Kim Yong-min, a Democratic United Party candidate for Seoul’s Nowon District, lost the race after comments he made years ago targeting the United States and lambasting Christians became the prey of the ruling Saenuri Party.

The plucky co-host of the controversial political satire show “Naneun Ggomsuda,” or “I’m a Petty-Minded Creep,” garnered significant support, particularly from the younger generation critical of the current conservative administration. The show is known for its caustic, humorous dialogues that draw their sights on President Lee Myung-bak.

But the public turned away from him in the days leading up to the election after clips of anti-United States remarks and comments insinuating violence against high-level U.S. officials were posted on YouTube. Even for many of those supportive of his earlier works, Kim had crossed a line.

In the video Kim suggested that a Korean terrorist attack on the United States would allow Korea to dodge militant threats from those opposed to U.S. policies, adding that Korea should “kill President [George W.] Bush and Defense Secretary Donald Rumsfeld and rape and kill Secretary of State Condoleezza Rice.”

He made other comments about the elderly, women and Christians that are not suitable for publication.

The Saenuri Party’s victory in the district - and unexpected preservation of a majority in the Assembly - is seen by some pundits as a direct result of the backlash against Kim and the DUP that supported him.

“The repercussions from Kim’s slurs appear to have reached not just the Chungcheong and Gangwon provinces but also the metropolitan area, working as a main factor behind the defeats in districts where the race was neck-and-neck,” a key figure within the DUP said on the condition of anonymity.

The Internet’s subversive role in the elections didn’t end there. Ha Tae-kyung, an activist for North Korean human rights running in Gijang District, Busan, faced pressure to drop out of the race due to comments he made on one of Korea’s most volatile issues: the Dokdo islets.

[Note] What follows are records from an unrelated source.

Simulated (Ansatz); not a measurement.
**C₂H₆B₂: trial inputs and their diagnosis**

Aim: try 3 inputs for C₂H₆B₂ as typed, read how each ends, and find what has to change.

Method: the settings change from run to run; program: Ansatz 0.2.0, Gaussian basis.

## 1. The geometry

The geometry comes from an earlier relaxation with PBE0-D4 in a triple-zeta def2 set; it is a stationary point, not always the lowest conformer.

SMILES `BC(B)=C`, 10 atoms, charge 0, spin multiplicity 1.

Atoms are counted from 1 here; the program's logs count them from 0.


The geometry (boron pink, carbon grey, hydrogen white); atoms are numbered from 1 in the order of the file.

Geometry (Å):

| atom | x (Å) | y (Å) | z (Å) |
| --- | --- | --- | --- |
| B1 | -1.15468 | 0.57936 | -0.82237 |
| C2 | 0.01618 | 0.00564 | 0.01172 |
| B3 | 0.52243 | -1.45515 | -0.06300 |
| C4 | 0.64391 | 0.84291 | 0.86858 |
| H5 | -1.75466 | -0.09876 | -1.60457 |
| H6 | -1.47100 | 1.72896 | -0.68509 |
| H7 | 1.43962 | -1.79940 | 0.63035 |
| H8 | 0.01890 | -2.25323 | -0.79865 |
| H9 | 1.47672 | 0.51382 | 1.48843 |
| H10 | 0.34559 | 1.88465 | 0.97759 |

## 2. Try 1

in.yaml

The 44-year-old head of Open Radio for North Korea ended up winning in the Saenuri Party stronghold, but an online posting of his comments made the race interesting.

In 2005, Ha stated that “Dokdo should be viewed as a disputed territory.” Dokdo - Korea’s easternmost islets located in the East Sea - has long been a thorny issue in Japan-Korea relations and a topic of heated nationalism. The politician’s comments were seen as highly unpatriotic in the traditionally conservative port city.

There is a truism in Korean political circles that if you want to become a politician, the first thing you need to do is clear out your digital record, as well as cover up the past bribes accepted and the taxes evaded. In the era of Facebook, we may just be seeing the beginning of the Internet’s effect on political campaigns.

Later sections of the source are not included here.